NUnique¶
Approximate number of unique values counter.
This is basically an implementation of the HyperLogLog algorithm. Adapted from hypy
. The code is a bit too terse but it will do for now.
Parameters¶
-
error_rate – defaults to
0.01
Desired error rate. Memory usage is inversely proportional to this value.
-
seed (int) – defaults to
None
Set the seed to produce identical results.
Attributes¶
-
n_bits (int)
-
n_buckets (int)
-
buckets (list)
Examples¶
>>> import string
>>> from river import stats
>>> alphabet = string.ascii_lowercase
>>> n_unique = stats.NUnique(error_rate=0.2, seed=42)
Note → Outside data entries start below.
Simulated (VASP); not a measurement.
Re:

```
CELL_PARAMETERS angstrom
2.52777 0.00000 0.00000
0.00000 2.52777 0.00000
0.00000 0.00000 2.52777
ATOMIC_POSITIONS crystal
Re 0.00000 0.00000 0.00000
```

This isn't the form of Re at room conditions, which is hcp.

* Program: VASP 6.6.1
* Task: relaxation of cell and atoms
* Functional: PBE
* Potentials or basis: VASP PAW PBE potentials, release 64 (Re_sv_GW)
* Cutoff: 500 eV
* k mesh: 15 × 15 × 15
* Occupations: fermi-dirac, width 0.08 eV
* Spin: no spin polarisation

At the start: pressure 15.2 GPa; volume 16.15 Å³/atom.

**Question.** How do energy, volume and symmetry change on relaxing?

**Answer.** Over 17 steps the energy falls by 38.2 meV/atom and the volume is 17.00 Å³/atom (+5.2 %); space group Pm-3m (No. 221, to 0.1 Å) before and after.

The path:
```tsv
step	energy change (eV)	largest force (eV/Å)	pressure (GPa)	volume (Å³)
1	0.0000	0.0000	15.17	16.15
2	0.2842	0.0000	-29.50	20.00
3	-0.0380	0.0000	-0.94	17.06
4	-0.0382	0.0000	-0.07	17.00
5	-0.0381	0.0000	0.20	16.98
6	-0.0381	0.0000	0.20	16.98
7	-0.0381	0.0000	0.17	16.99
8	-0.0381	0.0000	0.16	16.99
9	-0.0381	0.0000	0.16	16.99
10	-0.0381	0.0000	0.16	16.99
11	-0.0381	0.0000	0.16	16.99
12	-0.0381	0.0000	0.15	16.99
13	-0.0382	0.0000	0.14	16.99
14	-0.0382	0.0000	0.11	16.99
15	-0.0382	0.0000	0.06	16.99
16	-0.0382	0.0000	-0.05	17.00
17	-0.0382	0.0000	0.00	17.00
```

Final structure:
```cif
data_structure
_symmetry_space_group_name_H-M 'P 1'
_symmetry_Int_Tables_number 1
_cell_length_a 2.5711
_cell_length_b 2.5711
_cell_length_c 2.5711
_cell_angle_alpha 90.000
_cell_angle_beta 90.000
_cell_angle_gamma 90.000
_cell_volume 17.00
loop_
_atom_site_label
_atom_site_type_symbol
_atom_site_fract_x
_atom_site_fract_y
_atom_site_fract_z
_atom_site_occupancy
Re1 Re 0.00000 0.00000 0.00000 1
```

>>> n_unique.update('a').get()
1
>>> n_unique.update('b').get()
2
>>> for letter in alphabet:
... n_unique = n_unique.update(letter)
>>> n_unique.get()
31
Lowering the error_rate
parameter will increase the precision.
>>> n_unique = stats.NUnique(error_rate=0.01, seed=42)
>>> for letter in alphabet:
... n_unique = n_unique.update(letter)
>>> n_unique.get()
26
Methods¶
get
Return the current value of the statistic.
update
Update and return the called instance.
Parameters
- x (numbers.Number)